For enterprise IT applications, it’s all about processing data defined through multiple types and in large volumes of code. Then the number of lines of code devoted to data handling is high enough to encapsulate a large number of software bugs that are waiting for specific events to damage the IT system and impact the business.
Even if we can say that a bug is a bug and it will be fixed when it occurs, bugs related to data handling should not be underestimated and this for several reasons:
- Such bugs are generally not easy to detect among the millions of lines of code that constitute an application. They can be constituted by only one statement that is defined elsewhere, making some specificities in using it not immediately visible. They can also result from the execution of a given control flow associated to a given data flow.
- Some of them can be there for a long time and will never occur. The problem is to identify which ones belong to this category to focus on others.
- They can be activated by the conjunction of specific conditions that are not easy to identify.
- When the issue occurs, the impact for business data can be severe: applications can stop, data can be corrupted, and end users and customer satisfaction can decrease.
- Consequences are not always clearly visible and, in this case, few users detect them.
Problems are distributed
Issues can be hidden everywhere in application code. Risk management methodologies can help select the most sensible application areas and reduce the scope of the search. However, in most cases, detecting such potential issues requires the ability to check the types and structure of the data flowing from one component to another, or from a layer to another, as well as the algorithms implemented in your programming language of choice. This spells troubles for everyone.
Why does a bug activate suddenly?
There are different factors that contribute to activating a bug:
- Probability increases with the number of lines of code.
- The more a component is executed, the more its bugs can be activated.
- The more you modify the code, the more likely an unexpected behavior can occur.
- Low decoupling between data and treatments makes any changes on data impact the code.

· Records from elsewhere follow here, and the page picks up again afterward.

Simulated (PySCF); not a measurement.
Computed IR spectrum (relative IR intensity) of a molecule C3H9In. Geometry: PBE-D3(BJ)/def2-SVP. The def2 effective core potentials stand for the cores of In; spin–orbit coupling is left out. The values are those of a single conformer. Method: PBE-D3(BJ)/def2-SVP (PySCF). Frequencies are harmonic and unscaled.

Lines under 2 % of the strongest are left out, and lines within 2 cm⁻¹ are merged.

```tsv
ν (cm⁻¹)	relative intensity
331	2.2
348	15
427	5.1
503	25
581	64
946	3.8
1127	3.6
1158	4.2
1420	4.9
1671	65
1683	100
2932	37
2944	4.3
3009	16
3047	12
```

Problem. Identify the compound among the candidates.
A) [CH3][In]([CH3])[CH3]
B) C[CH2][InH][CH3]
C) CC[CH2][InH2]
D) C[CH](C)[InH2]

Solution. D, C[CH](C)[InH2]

- Market pressure that stresses the development team. Working quickly is often a good way to create new bugs and activate existing ones!
- Algorithm implementing business rules can be complex and distributed over multiple components, fostering the occurrence of bugs.
- Functional data evolutions are not always taken into account in whole application implementation and can make code that is working well run in an erratic way.
The biggest challenge comes when several factors occur at the same time – a difficult challenge for any development team!
The list of situations that can lead to troubles related to data handling is not short. For instance, database access can be made fragile when:
- Database tables are modified by several components. Data modifications are usually ruled by the use of specific routines to update, insert, and delete a specific API or a data layer that is fully tested to maintain data integrity.
- Host variable sizes are not correctly defined compare to database fields. Some queries can get a volume of data that is higher than expected. Or a change is made in the database structure and it has not been propagated to the rest of the application.
When manipulating variables and parameters, potential issues can be:
- Type mismatches are generally insidious cases. For example, it can occur with implicit conversions that occur between two compatible pieces of data, such as the ones found in different SQL dialects, injecting incorrect values into the database. Similar situations can also be found in COBOL programs when alphanumeric fields are moved into numeric fields, leading to abnormal terminations if the target variable is used in calculation or simply in a computational format. Improper casts between C++ class pointers (ex: a base class to a child class) can lead to lost data and to data corruption propagated through I/O.
- Data truncation when no control of variable size is done when moving one into another. Part of the value can be lost if the target variable is used to transport the information.
- Incoherencies in functions or program calls between arguments sent by the caller and expected parameters. This can occur when a change done in the function or program interface has not been ported in all callers, making them terminate or corrupt data.
What about consequences?
Unfortunately, there is more than one type of consequence when such bugs activate. One of the big risks for the application is related to the corruption of the data it is manipulating -- the worst case being when corruption is spreading throughout the IT system. Generally, this impacts users and the business.
I remember such situations with a banking application. Everything was working fine when the phone rang: "Hi, the numbers on my weekly reports don’t look right. I checked but it seems there is a problem. Can you check on your side?"
Well, we searched which programs generated the report but we did not find any interesting information. We checked its inputs and we found incorrect values. Then we looked at the program that produced these inputs, and finally we found the cause of the problem in a third program -- a group of variables that were not correctly valuated.
Fortunately, the problem was detected and fixed. A more critical situation happens when very small corruptions install silently and insidiously over the IT system. They are too small or too dispersed to be pointed out. For instance, some decimal values that are improperly truncated or rounded can seem like a small issue, but in the end, the total can be significant!
Another consequence is related to application behavior. Bad development practices can rapidly lead an application to erratic behavior and sometimes termination. At last, some issues, like buffer overrun, can even lead to security vulnerabilities if the data is exposed to end users, especially in web applications.
Manual search ...
Issues related to data handling are rarely discovered and anticipated when they are sought through manual and isolated operations only. The volume of code to look at, the number of data structures to check, the complex business rules to take into account, and the bug subtlety (that sometimes seems to be diabolic!) are serious obstacles for developers who cannot spend too much time to try and fix problems that might never occur.
... or automated system-level analysis?
The most efficient way to detect these types of issues is to analyze the whole application software with tools like CAST AIP to correlate findings concerning data structures with code logic. That can establish who calls who in the code, and can introspect components interacting in the data flow. Thus, the issue detection can be carried out faster, helping developers secure the code. It can be automated to regularly check the applications without disturbing the development team’s activities, allowing them to manage prevention at a lower cost.